The Seven Levels of Attention - and What Writers Need to Know About Them - Part 21
In the course of this series, we have looked at Attention as a kind of commodity, and examined ways in which it can be directed. We have also come to see that Attention and Meaning are directly related and hopefully realised that Meaning of one kind or another is the thing that we are all seeking.
I broke down Meaning into four distinct types: sequential meaning, vertical meaning, contextual meaning and embracive meaning. These are just names, though. To understand what they mean, it’s important that we don’t lose track of what Meaning itself means. The word comes from Old English mænan, and is related to Dutch meenen and German meinen, from an Indo-European root shared by the word ‘mind’. What it means in practise is that when we look for meaning, we look for connection, a pattern of some kind, something which has significance.
Thus, using the sample of sequential meaning, what pulls our attention forward through a piece of text is a suggested pattern. A master author uses the many suggested patterns possible in a piece of writing to draw the reader on. Take for example this quote from Edgar Allan Poe:
It is by no means an irrational fancy that, in a future existence, we shall look upon what we think our present existence, as a dream.
The basic pattern here, as in most cases of sequential meaning, is the sentence which the reader expects to be structured and to finish properly - but Poe strings us along to the end of the sentence before the final word completes the pattern.
Vertical meaning draws readers into a text by suggesting patterns beneath the surface. Using Poe as an example again, take this quote:
Deep into that darkness peering, long I stood there, wondering, fearing, doubting, dreaming dreams no mortal ever dared to dream before.

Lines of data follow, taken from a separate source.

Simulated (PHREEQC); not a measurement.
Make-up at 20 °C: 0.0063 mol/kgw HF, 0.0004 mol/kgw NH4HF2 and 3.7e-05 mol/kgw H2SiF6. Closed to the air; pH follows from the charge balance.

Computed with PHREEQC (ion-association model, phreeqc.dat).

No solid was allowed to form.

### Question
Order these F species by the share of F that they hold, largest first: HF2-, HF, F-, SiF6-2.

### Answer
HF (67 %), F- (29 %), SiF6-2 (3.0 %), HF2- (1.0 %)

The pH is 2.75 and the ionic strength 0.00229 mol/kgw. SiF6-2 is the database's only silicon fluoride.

Darkness is commonly used to suggest vertical meaning - in other words, to invite the reader deeper into the text in order to fill in the ‘blank’ which darkness implicitly presents. Poe here magnifies that vacuum with the words ‘wondering, fearing, doubting’ and then hinting at a completed pattern designed to make the reader gasp a little.
Contextual meaning, arguably, is the most important of the four types because it takes what is in the text and hurls it outward into the world of the reader. Great authors make use of this all the time, whether they are fully aware of it or not - if they did not do so, they would not be considered great authors and their works would be considered largely irrelevant or trivial. That’s because contextual meaning suggests that what an author is saying on the page has something to do with the reader and his or her own life.
Trivial fiction is all about the story; great fiction is all about the reader.
Using a simple example from Poe again, contextual meaning can either explicitly or implicitly involve the reader’s own world:
Of puns it has been said that those who most dislike them are those who are least able to utter them.
The immediate reaction upon reading that line is for the reader to reflect upon whether he or she is able to utter puns. In other words, ‘Does the quote involve me?’ The reader may dislike puns, in which case the meaning of the piece is weighed against the reader’s own experience; the reader may like puns, and the same weighing takes place. Contextual meaning thus involves the reader.
This can be seen more subtly when an image or suggested pattern is used in a story which subliminally involves the reader. In this famous line from A Tale of Two Cities by Dickens, there is an indirect appeal to the reader:
It is a far, far better thing that I do, than I have ever done; it is a far, far better rest I go to than I have ever known.
Somewhere in the background of the reader’s thinking as he or she reads this line is a quiet calculation of the worth of the reader’s own actions in life and their triviality (probably) in comparison to the sacrifice being made by Carton, who is here awaiting his death by guillotine. For the sake of love, Carton has intentionally swapped places with someone else and in this quote is pondering both his own self-sacrifice and the fate of France. Contextual meaning spills outward to the world of the reader in some way.
All of these types of meaning interact and add up to the final kind, embracive meaning, which produces Deep Attention. But, as I have said, they are all just names for things which are occurring in most people’s minds when they read fiction: they are being drawn along by suggested patterns and purposefully placed omissions and gaps in those patterns; they are being drawn in by the same use of patterns; and they are perceiving relevance to themselves through the use of the incomplete and completed patterns.
Look at this example from Jane Austen’s Emma and see if you can spot how your attention is being directed in many ways by it:
He had never been an unhappy man; his own temper had secured him from that even in his first marriage; but his second must show him how delightful a well-judging and truly amiable woman could be, and must give him the pleasantest proof of its being a great deal better to choose than to be chosen, to excite gratitude than to feel it.
We are pulled forward by our curiosity as to why he had never been an unhappy man; we are drawn inward by the image of a ‘well-judging and truly amiable woman’; we are involved in the passage through its assertion of a general truth, that it is ‘a great deal better to choose than to be chosen, to excite gratitude than to feel it’. We reflect: ‘Is it?’ And we probably agree: ‘Yes, it is’. Austen has guided our attention and then captured it.
The conclusion? The text embraces us, the meaning consolidates, we are won over.
Try examining a piece of your own fiction. How are you drawing readers forward? How are you pulling them inwards? How are you involving them? Is it all adding up to holding their attention overall?